The Blizzard of 2005 currently going on in New York was my thought with coffee this warm and sunny January morning here in Atlanta. After a quick prayer that no one was seriously harmed, a wave of homesickness swept through me.
How beautiful Boston and New York City are during a snowfall. People outdoors and on-foot, the storm leaving traffic stilled and quieted which opens up the sound of those inhabiting the city without car horns blaring, mass transit buses, and the sea of yellow taxis.

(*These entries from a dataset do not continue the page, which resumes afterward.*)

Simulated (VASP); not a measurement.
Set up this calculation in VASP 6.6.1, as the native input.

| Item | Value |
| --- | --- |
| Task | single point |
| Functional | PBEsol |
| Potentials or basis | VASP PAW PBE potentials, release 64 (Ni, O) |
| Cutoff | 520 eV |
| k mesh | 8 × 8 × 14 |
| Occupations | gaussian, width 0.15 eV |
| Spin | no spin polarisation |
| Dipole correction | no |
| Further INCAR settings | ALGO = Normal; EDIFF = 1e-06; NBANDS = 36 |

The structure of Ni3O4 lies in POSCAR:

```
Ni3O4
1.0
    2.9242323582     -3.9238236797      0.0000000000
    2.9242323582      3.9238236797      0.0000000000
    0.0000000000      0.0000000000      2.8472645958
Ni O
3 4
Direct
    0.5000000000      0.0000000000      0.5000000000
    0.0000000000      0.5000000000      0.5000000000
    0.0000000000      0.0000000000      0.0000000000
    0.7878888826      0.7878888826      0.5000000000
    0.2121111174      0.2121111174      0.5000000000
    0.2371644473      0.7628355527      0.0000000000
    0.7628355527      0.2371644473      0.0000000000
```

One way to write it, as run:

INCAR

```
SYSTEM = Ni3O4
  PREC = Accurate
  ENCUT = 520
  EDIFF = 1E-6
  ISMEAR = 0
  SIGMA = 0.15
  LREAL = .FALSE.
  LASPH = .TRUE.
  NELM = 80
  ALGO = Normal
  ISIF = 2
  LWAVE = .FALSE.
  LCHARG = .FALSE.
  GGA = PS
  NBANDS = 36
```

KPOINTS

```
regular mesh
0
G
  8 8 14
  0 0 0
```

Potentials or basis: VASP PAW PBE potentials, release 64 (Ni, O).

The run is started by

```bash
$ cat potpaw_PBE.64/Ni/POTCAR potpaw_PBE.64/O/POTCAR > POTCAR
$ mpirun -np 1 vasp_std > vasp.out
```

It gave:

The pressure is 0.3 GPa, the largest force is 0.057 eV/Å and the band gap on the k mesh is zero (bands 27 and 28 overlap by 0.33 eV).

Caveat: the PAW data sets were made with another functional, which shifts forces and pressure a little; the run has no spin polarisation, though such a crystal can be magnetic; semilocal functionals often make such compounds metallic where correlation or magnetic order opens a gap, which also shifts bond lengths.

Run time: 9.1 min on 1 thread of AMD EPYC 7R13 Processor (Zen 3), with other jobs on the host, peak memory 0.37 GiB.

Many neighborhoods feeling like neighborhoods due to increased social activity available when the city is closing down. The various architectures covered in a blanket of undisturbed whiteness, allowing the environment to appear Norman Rockwell-ish, artistic and magical. An abundance of colored hats, gloves and scarves along with some very creative winter clothing for my neighbors and their pets. Children busy with snowball fights, people playing with their dogs, sledding in Central Park or The Boston Commons, snowmen and ice sculptures reflecting the voice of artists' talents and, of course, the smell of brownstone apartment fireplaces reminding me that there is a warm place awaiting - with a mug of hot chocolate or bowl of tomato soup.
Sleep comes easily that night after a day of outdoor adventure, bonding, and rediscovery.
Meanwhile back in Atlanta, the "adult" I was taught to be took over with my second cup of coffee: Puddles of slush, snow turning gray,brown and yellow; folks cranky due to mass transit systems and airports running off-schedule; salt and plow trucks blocking in vehicles and dirtying windshields. City sanitation workers unable to pick-up and discard piles of garbage; snow days from school with no childcare; frozen wiper blades; and having to walk to the store for provisions in the wind and cold.
I smiled. How drastically my perceptions had altered and shifted. "The scripts I write are based on my perspectives, aren't they?" I commented to Andrea in my head. The two visions I had just created are two very different scripts based on two very different perspectives. I stood at a crossroad in my mind.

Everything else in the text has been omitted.